I am particularly concerned, as is my hon. Friend the Member for Newton Aycliffe and Spennymoor, to get SMEs more involved in our procurement processes. He made a number of suggestions, as did other Members around Westminster Hall, of how we might be able to do that. The hon. Member for Honiton and Sidmouth (Richard Foord) mentioned Supacat, which I saw last week at the international armoured vehicles conference. Everything he said about Supacat is correct. It is an excellent example, and the hon. Gentleman was able to provide the Chamber with numbers in relation to jobs and the improved economic growth in his area that it is able to provide. That is precisely the kind of thing that we want the new defence industrial strategy, when it is published, to be able to pursue and do better with.
The hon. and learned Member for North Antrim (Jim Allister) said rightly that MOD spend in Northern Ireland is less than in some regions of England, and he quoted some numbers. He is quite right, but there is no indication that SMEs over there have less ability to innovate or to provide services of the type that the MOD needs. I hope to be able to do precisely what he asks and increase that number. I will be visiting in due course, not too far in the future, and I hope to hear from some of the SMEs that he and the hon. Member for Strangford (Jim Shannon)—who is, unusually, no longer in his place—talked about.
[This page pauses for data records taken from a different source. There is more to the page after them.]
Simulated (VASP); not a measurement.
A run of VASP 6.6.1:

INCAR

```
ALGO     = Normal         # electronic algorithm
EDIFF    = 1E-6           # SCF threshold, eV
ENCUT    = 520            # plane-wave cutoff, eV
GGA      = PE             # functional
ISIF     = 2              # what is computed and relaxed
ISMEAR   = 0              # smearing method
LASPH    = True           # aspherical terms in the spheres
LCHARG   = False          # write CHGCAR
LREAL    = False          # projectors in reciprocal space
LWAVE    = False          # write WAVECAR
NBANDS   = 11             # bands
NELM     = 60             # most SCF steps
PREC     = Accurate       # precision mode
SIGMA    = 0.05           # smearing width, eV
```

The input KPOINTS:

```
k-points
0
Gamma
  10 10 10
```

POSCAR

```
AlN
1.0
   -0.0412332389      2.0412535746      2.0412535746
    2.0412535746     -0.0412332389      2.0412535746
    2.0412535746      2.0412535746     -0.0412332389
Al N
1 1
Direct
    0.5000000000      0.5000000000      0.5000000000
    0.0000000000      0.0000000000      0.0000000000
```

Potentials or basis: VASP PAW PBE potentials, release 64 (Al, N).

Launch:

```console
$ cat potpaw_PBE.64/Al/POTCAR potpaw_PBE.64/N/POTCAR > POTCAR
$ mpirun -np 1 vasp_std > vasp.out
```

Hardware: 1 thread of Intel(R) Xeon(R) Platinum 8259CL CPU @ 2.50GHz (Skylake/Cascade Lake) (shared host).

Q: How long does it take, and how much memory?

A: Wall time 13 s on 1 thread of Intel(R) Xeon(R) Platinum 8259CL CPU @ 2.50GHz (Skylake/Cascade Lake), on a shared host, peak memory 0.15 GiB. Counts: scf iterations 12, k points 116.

My hon. Friend the Member for Stockton North (Chris McDonald) talked about the Teesside defence and innovation cluster and some of the companies in his constituency. He is right: I promised him a visit—I think we are trying to organise it now. When I am considering which proposals to take forward in the defence industrial strategy, before it is published, it is tremendously helpful to hear directly from SMEs about their experience. I have already done some of that and, between now and the end of the consultation, I will be doing as much, in as many regions, as I possibly can, in all of our nations around the UK. I hope to be in a position to get a good sense of the big issues that smaller companies are raising with us.
My hon. Friend the Member for Caerphilly (Chris Evans) was passionate in making his points about late payment; this is not the first time that he has raised that issue in parliamentary settings. The Government do recognise the importance of fair payment practices. Direct suppliers to the MOD are required to sign up to the prompt payment code to be eligible for MOD contracts. The Director General Commercial recently wrote to large suppliers to remind them of that responsibility because some are better at complying than others.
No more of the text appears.